Tanzania mortgage market decline by 16 pc
By Mnaku Mbani
The Tanzania mortgage market registered a decline of 16
percent during the third quarter of year 2016 compared to a growth rate of 29
percent recorded in Q2 2016. Likewise, the number of mortgage accounts declined from
accounts 3,627 reported in Q2 2016 to 2,981 accounts as at end of Q3 2016. According to the Bank of Tanzania mortgage report for the
third quarter of last year, the decline was mainly attributed to correction in
reporting by the banks where some commercial property loans were removed to
only report residential mortgage loans.
An overall growth rate of 13 percent has however been
recorded for the three quarters of 2016.
“28 lenders were offering the mortgage product as at 30
September 2016, there being no new entrants in the mortgage market after the
entrance of Diamond Trust Bank (T) Ltd. in Q2 2016,” says a report.

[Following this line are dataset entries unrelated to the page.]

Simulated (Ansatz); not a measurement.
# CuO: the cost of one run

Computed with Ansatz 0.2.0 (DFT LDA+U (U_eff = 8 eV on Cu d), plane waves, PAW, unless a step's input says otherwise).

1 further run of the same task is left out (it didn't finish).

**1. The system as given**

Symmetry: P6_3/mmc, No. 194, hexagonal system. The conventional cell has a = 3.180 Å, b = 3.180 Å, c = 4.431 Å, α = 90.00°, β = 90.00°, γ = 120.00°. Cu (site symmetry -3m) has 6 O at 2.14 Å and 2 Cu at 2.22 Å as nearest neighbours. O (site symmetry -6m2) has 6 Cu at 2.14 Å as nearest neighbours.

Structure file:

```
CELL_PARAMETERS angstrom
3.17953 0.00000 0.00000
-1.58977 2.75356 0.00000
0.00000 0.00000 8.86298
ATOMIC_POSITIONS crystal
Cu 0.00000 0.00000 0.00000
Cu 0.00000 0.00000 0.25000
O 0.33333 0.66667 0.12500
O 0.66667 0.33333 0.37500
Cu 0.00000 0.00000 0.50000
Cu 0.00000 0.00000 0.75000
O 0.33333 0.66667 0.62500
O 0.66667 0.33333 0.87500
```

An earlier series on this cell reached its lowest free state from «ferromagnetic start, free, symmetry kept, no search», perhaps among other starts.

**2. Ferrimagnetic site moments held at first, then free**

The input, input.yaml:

The Outstanding mortgage debt as at 30 September 2016
stood at TZS 404.42 billion1 equivalent to US$ 185 million (TZS 481.63 billion
as at 30 June 2016).
The report shows that an average mortgage debt size was
TZS 136 million, which is equivalent to around US$ 62,060.92 (US$60,634.24 as
at 30 June 2016).
The ratio of outstanding mortgage debt to Gross Domestic
Product (GDP) stood at 0.44 percent (0.53 percent as at 30 June 2016). Mortgage
debt advanced by top 5 lenders accounts for 68 percent of the total outstanding
mortgage debt.
Typical interest rates offered by mortgage lenders ranged
between 16 -19 percent.
The current real estate development projects that are
under way, as well as those that are being developed, have created various
opportunities for interested local and foreign investors.
The Tanzanian housing sector’s fast-growing demand is
mainly driven by the strong and sustained economic growth with GDP growth
averaging 7 percent over the past decade (7.1 percent in year 2015), the
fast-growing Tanzanian population which is estimated to be 53.47 million.